Tourism is Tourism, Not Research

In the documentary Casino Jack, they tell the story of Saipan, a US protectorate where a bunch of clothing companies set up sweatshops so they could keep the ‘Made in USA’ label. Terrible working conditions, long hours, third-world pay, blah blah blah.

According to the documentary, the primary strategy for keeping all of this legal was to fly senators out to the island itself for ‘fact-finding’ missions. The government of Saipan would stage-manage ‘impromptu’ tours of factories and meetings with fake workers’ representatives. When the senators got back to the US and were confronted with NGO reports about the terrible working conditions, their response was ‘that’s not true. I’ve been there and it’s not like that.’

Visiting Saipan didn’t give them any new information. It simply increased their confidence in their own expertise.

Sometimes I feel like this when I travel.

I was in Albania this week, and spent five days basically spectating it. I walked around the capital. I biked to some smaller cities. I bussed across the border to Macedonia. I trained to the Aegean coast.

Fine. I had a blast. But what I always struggle with on these trips is the urge to turn my incredibly limited experience into a generalization.

I walk around Tirana and I see hundreds of bustling cafes, filled with Ray Banned young people. The cars are new-looking. Construction workers are construction-working to fix potholes and repave sidewalks.

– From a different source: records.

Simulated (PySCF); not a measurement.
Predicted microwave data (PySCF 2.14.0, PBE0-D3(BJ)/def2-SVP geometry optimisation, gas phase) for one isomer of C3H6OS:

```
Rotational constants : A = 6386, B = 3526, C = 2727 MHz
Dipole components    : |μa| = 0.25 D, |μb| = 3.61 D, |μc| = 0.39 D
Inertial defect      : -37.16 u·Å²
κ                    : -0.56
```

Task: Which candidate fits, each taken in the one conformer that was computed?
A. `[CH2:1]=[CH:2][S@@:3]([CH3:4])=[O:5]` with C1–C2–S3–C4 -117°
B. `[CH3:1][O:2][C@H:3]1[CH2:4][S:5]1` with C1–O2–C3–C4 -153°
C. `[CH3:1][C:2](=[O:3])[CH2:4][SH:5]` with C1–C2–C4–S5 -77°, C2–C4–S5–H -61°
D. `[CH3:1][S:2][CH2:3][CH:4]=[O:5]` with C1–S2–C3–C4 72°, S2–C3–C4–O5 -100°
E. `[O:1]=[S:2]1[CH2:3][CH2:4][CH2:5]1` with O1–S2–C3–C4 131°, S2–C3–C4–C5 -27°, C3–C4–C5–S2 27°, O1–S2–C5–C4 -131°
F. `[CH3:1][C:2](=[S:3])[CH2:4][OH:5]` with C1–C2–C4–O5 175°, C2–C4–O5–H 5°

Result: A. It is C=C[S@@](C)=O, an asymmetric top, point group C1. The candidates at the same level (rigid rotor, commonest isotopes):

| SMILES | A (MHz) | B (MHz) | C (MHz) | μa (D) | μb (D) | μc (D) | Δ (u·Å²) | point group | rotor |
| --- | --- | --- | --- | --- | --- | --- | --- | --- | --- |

All of this means that Albania is not only a middle-income country, but firmly on its way to high-income status and EU membership, right? There’s a Gucci store, for Christ’s sake.

Albania’s per capita GDP is $6,000, one of the lowest in Europe. The unemployment rate is upwards of 15 percent, and the only reliable money coming into the country is from Albanians who have emigrated to Greece and Italy for low-skilled labour.

Aside from that specific splash of water, there’s the broader point that aimlessly walking around a country ‘s capital is a fucking terrible way to determine its level of development. I don’t speak Albanian. I can’t read Albanian newspapers or speak to people who know the country intimately. Basically, I have no ability to gather factual information. Experiencing the ‘feel’ of a foreign country is just another way of saying that you’re filtering your stereotypes through your observations.

This is obvious, of course, but it’s a hard impulse to resist. Just being someplace isn’t a remotely reliable way to gather systematic information about it. But it’s a great way to make you think you know what you’re talking about.

1 Comment

Filed under Serious, Travel

One response to “Tourism is Tourism, Not Research

  1. elephantwoman

    I know this is like our favourite tourist vs traveller (research vs real experience) discussion but I still think that you can glean a lot from on-the-ground travel if you connect with ‘normal’ people and see first-hand what life is actually life for locals, not just tourists. You can see snapshots of life, and that’s not necessarily any less reliable than watching the news, which are also just snapshots. I think as long as you qualify, “from what I saw…” or “this is just based on conversations I had with a few people…”, then it’s totally valid and interesting to have an opinion about a place you’ve visited. From your broad description of Albania, it sounds a lot like other middle-income countries actually (the very rich with a large number of poor, high levels of corruption, a somewhat remittance-based economy etc), and now I feel like I actually know something about the country. Meeting an Albanian recently in Paris she gave me very little insight into her country from the couple of conversations I had with her. Talking to her just made me think how bizarre it was that she was studying creative writing in a language she wasn’t fluent enough in.